Sandy White used to volunteer with the lunches at the Commons and helped keep it going after the Job Corps stopped.
“We all got together and asked ‘If we had all-volunteer chefs can we keep it going?’” White said. “And the answer was ‘Yes’.”
While she’s not a Lions Club member, White is still a big part of the operation – leading lunch planning and preparation four times this year – on Thursday, for Thanksgiving, and in July and March.
“It’s so important for the socialization and the fun,” White said while overseeing kitchen duties Thursday. “And when you see people eating your food, it’s rewarding.”
Okelley told the crowd Thursday that over the past year the lunches have averaged 48 guests a month, with a record 70 for November’s Thanksgiving meal. After paying for food and other supplies, the club netted $738, he said, which it used to purchase new tablecloths. Donations through a lunchtime 50/50 raffle raised $718 for the organization’s Dimes for Diabetes program, which helps support an Oregon camp for diabetic children.

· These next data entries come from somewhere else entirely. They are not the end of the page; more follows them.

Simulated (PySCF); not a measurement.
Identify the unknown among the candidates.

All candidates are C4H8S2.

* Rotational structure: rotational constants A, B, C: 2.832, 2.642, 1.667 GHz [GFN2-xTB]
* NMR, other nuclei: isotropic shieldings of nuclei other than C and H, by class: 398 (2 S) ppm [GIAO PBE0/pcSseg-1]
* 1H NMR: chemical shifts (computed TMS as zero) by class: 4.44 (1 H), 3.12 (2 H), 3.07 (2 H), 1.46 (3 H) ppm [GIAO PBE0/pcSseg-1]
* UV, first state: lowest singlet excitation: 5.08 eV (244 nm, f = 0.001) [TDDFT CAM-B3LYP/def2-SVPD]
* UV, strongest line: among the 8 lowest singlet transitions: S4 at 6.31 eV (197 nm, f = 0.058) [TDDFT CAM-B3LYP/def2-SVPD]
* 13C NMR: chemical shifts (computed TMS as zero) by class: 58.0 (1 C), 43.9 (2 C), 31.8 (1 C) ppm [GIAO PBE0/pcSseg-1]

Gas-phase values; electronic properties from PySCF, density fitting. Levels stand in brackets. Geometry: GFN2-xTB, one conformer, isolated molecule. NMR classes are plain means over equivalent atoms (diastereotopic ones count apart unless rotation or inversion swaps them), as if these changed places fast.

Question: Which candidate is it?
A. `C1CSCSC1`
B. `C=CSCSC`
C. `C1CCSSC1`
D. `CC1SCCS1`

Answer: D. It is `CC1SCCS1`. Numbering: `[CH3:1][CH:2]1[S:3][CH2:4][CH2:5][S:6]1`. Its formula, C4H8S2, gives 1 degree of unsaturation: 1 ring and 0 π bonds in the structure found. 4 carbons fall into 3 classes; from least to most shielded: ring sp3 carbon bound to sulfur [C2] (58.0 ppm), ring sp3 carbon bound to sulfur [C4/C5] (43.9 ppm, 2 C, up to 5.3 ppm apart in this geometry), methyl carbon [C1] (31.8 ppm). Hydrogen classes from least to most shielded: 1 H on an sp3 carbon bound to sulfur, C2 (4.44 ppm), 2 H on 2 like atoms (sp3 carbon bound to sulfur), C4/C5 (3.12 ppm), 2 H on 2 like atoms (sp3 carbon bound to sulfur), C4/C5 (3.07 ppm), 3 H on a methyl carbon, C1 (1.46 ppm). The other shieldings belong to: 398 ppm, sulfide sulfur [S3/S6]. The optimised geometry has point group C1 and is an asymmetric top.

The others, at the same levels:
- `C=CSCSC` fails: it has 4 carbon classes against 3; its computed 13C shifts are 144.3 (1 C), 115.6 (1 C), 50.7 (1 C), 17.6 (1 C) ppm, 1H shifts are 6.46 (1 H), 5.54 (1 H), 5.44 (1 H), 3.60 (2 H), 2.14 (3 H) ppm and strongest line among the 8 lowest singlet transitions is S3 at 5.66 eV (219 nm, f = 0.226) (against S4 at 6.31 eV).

Candi Claussen of Waldport is one of the club’s youngest members, uses the Lions Hall for 4-H archery classes one night a week and gymnastics on another and was a guest chef twice before joining. She always involves her daughter, Cara, 10, who helps set tables and take down afterwards, and hopes to start a Lions program for middle schoolers next year.
“The lunches are awesome,” said Claussen, who with her husband, Steve, operate the Big Dog BBQ food truck in downtown. “It’s always a good turnout and always a lot of fun.”
And that was the lunch’s main course Thursday.